Took me long to get in here but, I'm back. What I miss?

  • Looks like everyone has said everything I'd like to say so I won't say it... syke! Dang this is the hardest thing I ever had to navigate in all my years. Feel like a kid again and not in a good way.. I'm inside one of those glass house mazes and keep hitting the same wall ("Back to dashboard") who did we upset?!

  • I definitely infrequent this forum more now since the integration. Every time I visit this site, I feel like I am in a place that I do not belong. 

  • The first 2 weeks was simply Nexus admins posting about things not working correctly.  After that, Google was able to locate the forum.  In the interim, I had been hoping PC-DMIS had migrated to the video game modding community known as Nexus.  Unlimited ammo, or different themes would have been cool.

  • On the positive side: Code blocks are looking way better compared to the old forum. Would be great if the admins added syntax highlighting in the future.

  • Hexagon's website(s), in general are really opaque and difficult to navigate.  They've lost boatloads of sales because I can't find hardware on their website, so I just order off EBay, Q-Mark, or fabricate things like probe racks myself.   Only exception was when one of their salesmen happened to cold call seconds before I ordered $4,000 of stylus holders elsewhere.

  • Hope they get it together Pc-Dmis is a nice platform. With careful focus they can take it where no other CMM software has been before. Maybe?

  • I personally prefer database programs such as Calypso or Quindos, but regardless, it was critical to have had one person in charge of high-level planning and testing.  Unfortunately, because that was not done many years ago, it's far too late to fix things now. 

    One example of a linear program disadvantage is the way PC-DMIS slows down dramatically whenever large numbers of points are used in features (it seems to be recalculating EVERYTHING; make a change to  CIR_5003 and PC-DMIS reprocesses all the way back to datum A, which can take many minutes with a large program, where Calypso or Quindos only thinks about  CIR_5003, which takes a split-second).

    One example of poor program management is inconsistency in data entry field ("Spacer" on a circular path entered as radius, but swith to TTP circle, now you enter as diameter.  Why?).

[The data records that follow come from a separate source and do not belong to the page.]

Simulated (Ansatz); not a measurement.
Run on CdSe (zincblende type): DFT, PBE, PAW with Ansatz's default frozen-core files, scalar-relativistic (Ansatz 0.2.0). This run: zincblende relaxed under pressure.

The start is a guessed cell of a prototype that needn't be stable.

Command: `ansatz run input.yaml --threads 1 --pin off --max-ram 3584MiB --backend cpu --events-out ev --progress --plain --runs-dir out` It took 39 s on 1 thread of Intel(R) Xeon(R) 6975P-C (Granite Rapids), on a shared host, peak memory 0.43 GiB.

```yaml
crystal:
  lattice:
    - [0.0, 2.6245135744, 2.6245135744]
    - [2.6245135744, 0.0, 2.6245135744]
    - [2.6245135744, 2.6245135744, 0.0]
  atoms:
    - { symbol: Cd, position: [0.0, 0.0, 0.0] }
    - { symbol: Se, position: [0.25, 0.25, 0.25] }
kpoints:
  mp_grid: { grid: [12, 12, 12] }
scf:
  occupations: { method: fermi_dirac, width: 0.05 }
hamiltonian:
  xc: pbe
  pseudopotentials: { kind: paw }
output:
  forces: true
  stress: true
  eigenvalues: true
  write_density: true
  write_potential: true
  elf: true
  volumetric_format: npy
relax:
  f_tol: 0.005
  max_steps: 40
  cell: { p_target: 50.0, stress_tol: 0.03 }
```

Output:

    One example of legacy mistakes being impossible to correct is rotation about axis' in some fields such as alignments.  Rotate +80 degrees about X-positive should be the same as rotating -80 degrees about X-negative.  It's not.  If they were to fix the code now, thousands of legacy programs would no longer work.  That mistake should NEVER have left some long-gone programmer's desk, let alone released to market.